Over the last few years I've played a good amount of online poker. Maybe my biggest struggle has been with tournaments. They are soooo tempting, because you can win so much, for so little. However, too many times you play for 5 hours, only to take a bad beat right before the final table and have your dreams crushed. In the last 6 months, I have had to face the reality, that I am not a winning tournament player... and that it would be best for me to stick with multi-tabling cash games. I have done that pretty sucessfully the last few months, mostly just using my FullTiltPoints to satelite into tournaments, and those are mostly all I play. I have a friend who plays on Poker Stars and almost only player tournaments with varying success, but I would say he's much better than me, and definitely turns over a profit. He told me about a book he read by Gus Hansen, "All Hands Revealed". This book documented almost every hand Gus' played, with his own commentary on why he plays in such a ridiculous way. He is well known around the world as a madman at the poker table. My friend read it and told me the advice he got from it for tournaments was incredible.

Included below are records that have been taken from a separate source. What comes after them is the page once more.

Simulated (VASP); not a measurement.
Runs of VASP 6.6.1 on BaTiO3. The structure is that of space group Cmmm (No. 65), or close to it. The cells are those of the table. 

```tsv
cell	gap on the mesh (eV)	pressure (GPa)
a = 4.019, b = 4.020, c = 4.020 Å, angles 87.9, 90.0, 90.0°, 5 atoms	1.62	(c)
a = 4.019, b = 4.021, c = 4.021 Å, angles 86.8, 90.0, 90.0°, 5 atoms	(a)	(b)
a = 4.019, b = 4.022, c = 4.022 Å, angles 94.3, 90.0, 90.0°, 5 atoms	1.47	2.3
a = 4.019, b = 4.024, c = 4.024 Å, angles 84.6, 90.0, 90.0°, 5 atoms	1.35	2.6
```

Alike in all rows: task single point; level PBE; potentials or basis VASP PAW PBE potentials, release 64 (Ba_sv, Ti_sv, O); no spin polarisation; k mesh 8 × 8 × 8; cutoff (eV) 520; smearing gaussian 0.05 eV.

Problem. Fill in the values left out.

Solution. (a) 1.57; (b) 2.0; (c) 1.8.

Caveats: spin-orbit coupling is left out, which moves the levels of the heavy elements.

Considering I love playing tournaments, and wanting to get much better at them, I decided to should do what I did when I first learned how to play poker. Pick up some books and learn everything I can about good tournament strategy. I ordered Gus Hansen's book, as well as both of the "Harrington on Hold'em" books on tournaments. I got them in the mail this last week, and quickly zoomed through Gus' book, amazed at how he runs over tables, and crushes the field with inferior holdings. I was quickly convinced that this was the way to play tournament poker, because everyone sits around and waits fro hands, and tries to stay alive. Someone has to exploit them, why not me? Honestly, I had been figuring this out before reading Gus' book, but didn't know how best to do it. The other big thing I learned from the book was to defend your blinds against weak raises, even if you have a weak hand. Also, to very often lead out into the preflop raiser and put them in tough decisions, instead of always "checking to the raiser" which lets them exploit their positional advantage. These things were huge to learn, and I felt they would help me improve my game tremendously.
I am about 1/3 the way through Harrington's first book, but already feel like Gus has helped me take great leaps.